Housing regulators on Thursday panned a proposal that would consolidate oversight of government-sponsored enterprises into one agency.

"We believe the existing structure is working well, and we see no compelling reason for change," Nicolas P. Retsinas, assistant secretary in the Department of Housing and Urban Development, told the House Banking Committee's capital markets subcommittee.

Rep. Richard Baker, the panel's chairman, said in an interview that next year he plans to introduce a bill that would merge oversight of the 12 Federal Home Loan banks, Fannie Mae, and Freddie Mac.

The General Accounting Office in a July 9 report concurred with Mr. Baker's view, finding that the housing GSE regulators would be more effective if combined.

The notion drew fire from Mark Kinsey, acting director of the Office of Federal Housing Enterprise Oversight, which supervises Fannie Mae and Freddie Mac for safety and soundness.

"The key to an efficient combined structure is effective communication, not whether the regulatory components are housed under the same roof or report to the same person," Mr. Kinsey said.

He argued that his agency and HUD, which both ensure that Fannie and Freddie are meeting their housing mission goals, work well together.

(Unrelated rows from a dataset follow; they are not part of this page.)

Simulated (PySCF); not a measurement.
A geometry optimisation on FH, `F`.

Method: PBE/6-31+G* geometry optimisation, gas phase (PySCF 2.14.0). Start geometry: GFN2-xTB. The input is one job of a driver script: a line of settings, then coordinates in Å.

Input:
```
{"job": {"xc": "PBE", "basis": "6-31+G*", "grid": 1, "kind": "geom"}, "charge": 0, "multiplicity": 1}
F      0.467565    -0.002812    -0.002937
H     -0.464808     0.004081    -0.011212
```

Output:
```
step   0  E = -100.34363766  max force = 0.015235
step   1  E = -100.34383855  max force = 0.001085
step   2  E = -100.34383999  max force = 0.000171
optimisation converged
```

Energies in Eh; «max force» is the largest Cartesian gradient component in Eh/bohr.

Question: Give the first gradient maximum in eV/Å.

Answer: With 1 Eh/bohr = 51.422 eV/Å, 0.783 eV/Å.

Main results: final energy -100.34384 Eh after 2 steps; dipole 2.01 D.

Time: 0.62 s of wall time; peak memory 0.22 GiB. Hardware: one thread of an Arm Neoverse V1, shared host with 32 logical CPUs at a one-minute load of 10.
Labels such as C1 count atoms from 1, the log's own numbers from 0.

Several Democratic lawmakers also rejected the idea of combining the regulators.

"A merger will not result in any direct cost savings to taxpayers because the housing GSEs pay for the cost of their safety and soundness regulation through user fees," said Rep. Paul E. Kanjorski, D-Pa.

Pursuing a regulatory merger may hinder the progress of legislation to modernize the Federal Home Loan Bank System, he added. That measure is folded into the financial modernization legislation approved by House Banking June 20.

Regardless, Rep. Baker said that consolidating the regulators would reduce risk.

"With close to $1.7 trillion in implicit federal backing amounting to almost 12% of all outstanding credit in the United States, the housing GSEs represent a considerable risk that warrants the most effective regulation," Rep. Baker said.

Of the three regulators testifying, only Federal Housing Finance Board Chairman Bruce A. Morrison supported Rep. Baker's plan.

"The net result would be more effective, consistent regulation," Mr. Morrison said. "The broader mix of competitive entities to be regulated would enhance the independence of the oversight process ... and assure more evenhanded regulatory treatment."

However, Mr. Morrison also took issue with the GAO report, which criticized his agency's policy of appointing "public interest" directors to the boards of Federal Home Loan banks.

"The regulator has a strong overriding interest in identifying and selecting individuals with backgrounds and personalities that will add real strength to the boards," Mr. Morrison said.